Well, someone out there in the Moscow airport was particularly lazy, since out of the several planes that go back and forth from Moscow to Tashkent daily, we for no reason at all had to wait 4 fucking days for our luggage to arrive.
A trip to the office of the Russian air company (Aeroflot, for the ones curious) to get compensation for the delay proved to be less than hopeful, but we DID get our money back from the little shopping we did for essentials and even an apology letter. Not bad for a story that started so hopeless, huh?
Needless to say that my family lent us everything, from toothpaste to clothes and shoes, but we were still angry as hell. Luckily all the stuff in the suitcase survived (including the Polish vodka we were bringing as a souvenir!!) and we even got our money back. Well, everyone's suitcase goes missing at least once in a lifetime, so this was our turn I guess.

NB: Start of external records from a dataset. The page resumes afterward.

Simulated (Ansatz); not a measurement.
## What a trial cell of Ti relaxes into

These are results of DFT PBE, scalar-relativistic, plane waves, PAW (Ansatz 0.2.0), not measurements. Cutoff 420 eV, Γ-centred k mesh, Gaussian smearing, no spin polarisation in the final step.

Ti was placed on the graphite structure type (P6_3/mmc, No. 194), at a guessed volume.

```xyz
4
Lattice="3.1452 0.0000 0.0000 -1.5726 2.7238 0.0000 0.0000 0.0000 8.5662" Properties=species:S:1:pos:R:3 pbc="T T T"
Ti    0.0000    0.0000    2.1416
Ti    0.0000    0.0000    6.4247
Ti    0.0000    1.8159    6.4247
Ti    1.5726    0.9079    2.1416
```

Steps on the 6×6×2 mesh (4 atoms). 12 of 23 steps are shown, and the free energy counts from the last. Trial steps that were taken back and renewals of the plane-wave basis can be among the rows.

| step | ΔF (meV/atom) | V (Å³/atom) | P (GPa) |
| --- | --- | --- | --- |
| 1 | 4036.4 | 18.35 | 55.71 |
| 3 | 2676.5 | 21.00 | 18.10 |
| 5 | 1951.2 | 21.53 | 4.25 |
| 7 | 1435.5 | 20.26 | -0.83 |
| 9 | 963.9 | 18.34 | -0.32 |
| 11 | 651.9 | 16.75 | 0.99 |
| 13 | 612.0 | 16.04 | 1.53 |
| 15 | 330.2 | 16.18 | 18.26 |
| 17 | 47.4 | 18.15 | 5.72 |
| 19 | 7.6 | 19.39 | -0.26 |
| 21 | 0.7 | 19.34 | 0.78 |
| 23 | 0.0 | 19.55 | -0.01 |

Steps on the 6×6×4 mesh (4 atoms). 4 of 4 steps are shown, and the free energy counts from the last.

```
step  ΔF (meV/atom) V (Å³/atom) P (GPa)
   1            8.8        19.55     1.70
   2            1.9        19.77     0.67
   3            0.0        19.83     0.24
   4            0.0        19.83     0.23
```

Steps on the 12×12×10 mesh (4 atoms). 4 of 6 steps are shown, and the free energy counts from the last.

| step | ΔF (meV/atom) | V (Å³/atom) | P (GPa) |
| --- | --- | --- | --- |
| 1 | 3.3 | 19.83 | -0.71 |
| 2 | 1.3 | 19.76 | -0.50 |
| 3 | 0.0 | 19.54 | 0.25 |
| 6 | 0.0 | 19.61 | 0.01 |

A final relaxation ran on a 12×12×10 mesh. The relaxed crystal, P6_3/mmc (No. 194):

After that there were many family visits, eating at my grandparents' place daily and mostly spending time with my (oldest) cousin, whom I haven't seen in our last trip. I usually have a lot to talk with him about. He and Boris had a ton to talk about and I was happy about it.
The weird ass futuristic buildings in the beginning of the post? My cousin had a secret key to the roof and he took us there to see the sunset! I've always wanted to go inside those buildings, they're right next to my uncle and aunt's place and they've always looked so peculiar to me. I was so excited to go on the roof of one of them!!
|my cousin wanted to make a moody teenage Tumblr pic. I think we succeeded.|
Among the many fun pictures from the roof:
I already wrote about going to a rock bar in the previous post, so I'll skip it here. Towards the end of the trip I took pictures of the local architecture. Tashkent has a beautiful city center, striving to be modern in the otherwise post-soviet-falling apart architecture. And we all know which part I fancied more. Here are some artistic shots:
|my uncle is obsessed with birds and has different types of them on the balcony.|
Somehow the trip this time has been a lot more intense than the previous ones. I mostly hung out with my older cousin and my aunt, and a bit with my brother and parents. Usually I try to dedicate time to my relatives who live in Tashkent, as do my parents who fly from Israel for the big family meeting.
Each time I am so happy I have the opportunity to visit such an obscure place as Uzbekistan.
Boris and I might give a visit to Moscow next year, since said cousins are studying there. The family has really spread out.
Oh wait, there was a wedding as well!! And an epic one:
Ok so, the traditional Uzbek wedding is not only a lot of noise, loud music and beautiful dresses - it also happens to be the most important thing in an Uzbenk's life. So you better make it memorable. In this case, it definitely was.
One peculiar thing is that it was a wedding of a family member's kids. They're twins, so they were marrying on the same day. TOGETHER. Isn't that a little bit... strange? Financially it's a bit more strategic than having a fucking fairytale masterpiece of an event twice in a row.
Unfortunately my memory card got fucked and the program didn't manage to restore the many videos I took from the wedding, but I assure you there were traditional dancing, trumpet blowing, drum hitting and general epicness to last forever!